- The Washington Times - Friday, August 13, 2004

MALDIVES

Emergency declared after protests

MALE — The government declared a state of emergency yesterday, arresting about 100 democracy activists and using tear gas to disperse thousands of protesters who staged a rare show of dissent in this Indian Ocean archipelago.

State radio announced the declaration, which gives President Maumoon Abdul Gayoom the authority to suspend citizen rights as well as bar people from gathering or criticizing the government.

Mr. Gayoom, who has been in power since 1978, does not tolerate dissent and has banned political parties in the Maldives, a nation of 278,000 people on 1,192 coral islands, about 300 miles southwest of India’s southern tip.

People were ordered to stay indoors in the capital, Male, under an indefinite curfew. As night fell, security forces in armored vehicles deployed around the city, witnesses said. Internet access was blocked, curbing people’s ability to communicate.

BANGLADESH

Threatened writer dies in Germany

DHAKA — A Bangladeshi author who was nearly killed in February in a knife attack his family blamed on Islamist extremists has died of natural causes in Germany, German police said yesterday after his family demanded an investigation.

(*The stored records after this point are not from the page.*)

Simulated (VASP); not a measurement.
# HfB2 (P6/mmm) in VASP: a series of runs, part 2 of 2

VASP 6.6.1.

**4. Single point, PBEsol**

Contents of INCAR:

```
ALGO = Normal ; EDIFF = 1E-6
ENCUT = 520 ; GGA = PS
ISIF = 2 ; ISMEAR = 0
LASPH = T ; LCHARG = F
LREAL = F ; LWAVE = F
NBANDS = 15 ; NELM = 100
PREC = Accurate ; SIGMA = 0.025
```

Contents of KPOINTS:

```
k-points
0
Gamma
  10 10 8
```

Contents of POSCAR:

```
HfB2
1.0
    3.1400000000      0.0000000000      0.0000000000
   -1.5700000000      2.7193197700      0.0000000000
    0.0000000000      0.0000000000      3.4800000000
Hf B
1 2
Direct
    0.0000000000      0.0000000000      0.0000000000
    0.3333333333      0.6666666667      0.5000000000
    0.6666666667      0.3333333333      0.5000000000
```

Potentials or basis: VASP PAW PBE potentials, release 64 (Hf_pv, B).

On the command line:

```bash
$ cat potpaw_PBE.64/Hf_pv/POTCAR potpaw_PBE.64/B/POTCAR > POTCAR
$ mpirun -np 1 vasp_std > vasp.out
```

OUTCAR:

Members of Humayun Azad’s family had reacted with disbelief at his death less than a week after he sought safety in Germany after a death threat in June and demanded an international inquiry.

Police in Munich, however, ruled out foul play and said an autopsy indicated the death was caused by heart failure.

Mr. Azad, author of at least 50 books, was stabbed in February as he left a book fair in Dhaka. His family blamed hard-line Islamists angered by his latest book set during Bangladesh’s 1971 war of independence from Pakistan.

NEPAL

Notorious criminal jailed for life

KATMANDU — A Nepalese court sentenced notorious criminal Charles Sobhraj, also known as the “Serpent” and the “Bikini Killer,” to life imprisonment on Thursday in connection with the killing of an American backpacker in 1975.

Sobhraj, a master of disguise and escape whose exploits across Asia have spawned two books and a movie, was arrested while gambling in a posh hotel casino in the heart of the Nepalese capital, Katmandu, in September last year.

The 60-year-old French national initially was charged in the same court with using a forged passport while traveling to Nepal, which later was cleared.

Sobhraj, who has been accused by police in several Asian countries of killing more than 20 Western backpackers, denied any involvement in the case and said he had never been to Nepal before.